NJOYed the article 😊 well written.
Yes indeed ----with MO it is time to "put the pedal to the metal" and show some decisive upward movement. MO broke important technical zones of 42 1/2 and then 40. It has since seemed to have trouble staying over 40 ---and has traded in a very narrow zone. MO is my largest income holding and I do not plan to "throw the towel in". Buy MO at bargain prices now!
n
Mo means must own. Modern oral investment. Very reliable income producer. Thank you mo and love you mo.
"It's the best time in 20 years to buy this 10% yielding dividend aristocrat."

Actually, 20 years ago would have been better.
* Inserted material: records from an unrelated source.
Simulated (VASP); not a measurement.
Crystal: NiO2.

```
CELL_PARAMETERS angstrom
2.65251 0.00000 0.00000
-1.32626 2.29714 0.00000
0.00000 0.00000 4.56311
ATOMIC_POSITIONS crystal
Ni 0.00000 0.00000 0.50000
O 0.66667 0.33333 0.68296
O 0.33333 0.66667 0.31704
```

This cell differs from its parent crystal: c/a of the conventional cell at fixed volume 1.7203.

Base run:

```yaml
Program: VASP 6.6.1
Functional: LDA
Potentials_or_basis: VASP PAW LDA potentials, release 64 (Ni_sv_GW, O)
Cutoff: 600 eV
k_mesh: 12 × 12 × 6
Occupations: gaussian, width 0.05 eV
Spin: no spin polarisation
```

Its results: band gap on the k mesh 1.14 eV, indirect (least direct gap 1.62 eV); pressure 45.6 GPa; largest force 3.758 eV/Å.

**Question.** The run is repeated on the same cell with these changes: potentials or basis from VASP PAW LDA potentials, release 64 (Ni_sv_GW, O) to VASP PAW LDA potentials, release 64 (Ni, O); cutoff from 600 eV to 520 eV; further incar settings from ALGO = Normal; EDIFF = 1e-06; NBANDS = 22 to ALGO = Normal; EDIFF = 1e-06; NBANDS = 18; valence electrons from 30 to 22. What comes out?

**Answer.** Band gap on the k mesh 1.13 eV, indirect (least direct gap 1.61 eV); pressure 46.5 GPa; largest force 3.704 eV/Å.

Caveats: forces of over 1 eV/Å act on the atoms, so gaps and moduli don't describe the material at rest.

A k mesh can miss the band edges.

Because a $10,000 investment in $MO 20 years ago with dividend reinvestment would now be worth $124,634. CAGR 13.38%.

And that does not even include the value of the 3 spinoffs: $PM, $MDLZ and $KHC.

And a $10,000 investment in $MO in 1925 would have been even better, because that would now be worth 2 and a half billion dollars with dividend reinvestment.

But, as they say, better late than never.

So buy some $MO with a 10% yield.

You'll be glad you did.

Because more $MO means MO money.
s
What good is a 10% dividend if the stock price is constantly under water?
m
@sdavid04191 Entry point is everything in your comment.
@sdavid04191

It's not going to keep falling. Not unless you think a safe yield of 11%, 12%, or 13% is likely.

Let me show you why MO is just a coiled spring.

What if MO is still $40 in the coming years? Not even falling, just staying flat?

Here is the valuations based on the consensus growth forecast.

And remember that forecast is based on management guidance which hasn't missed by more than 2% in 20 years.

2024: PE of 7.8 and yield of 10.0%
2025: PE of 7.5 and yield of 10.4%
2026: PE of 7.4 and yield of 11.9%
20207: PE of 7.0 and yield of 12.2%

How high do you think rates are going to get for a safe 12% yield to just keep going higher?

How about 2030?

Yield of 13.6% and PE of 6.2

How about 10 years from now? 2033?

Yield of 15.1% and PE of 5.4.

What if this actually happened? What if MO just trades at $40 for the next decade steadily rising earnings and dividends be darned?

Then you buy, DRIP and keep buying and keep earning returns the S&P can't hope to match over the long-term, from pure dividends.

The smartest investors of all are the ones praying that MO never goes up again, and that the valuation just keeps getting lower.

As long as they can avoid negative growth long-term today's valuation is a guaranteed market-beating return over time.

In fact, with zero growth forever MO today would match the Nasdaq's expected return.

How? Because a company growing at zero forever is worth 8.5X earnings according to Graham, around 12% earnings yield, and with no growth you pay out 100% of earnings as dividends.

Or they don't pay out 100% and buybacks keep growth positive.

But either way as long as growth is north of zero, MO at today's valuation is a can't lose proposition for long-term investors who can avoid selling at a loss purely out of disgust or financial necessity.
@Dividend Sensei thanks for explaining, love this.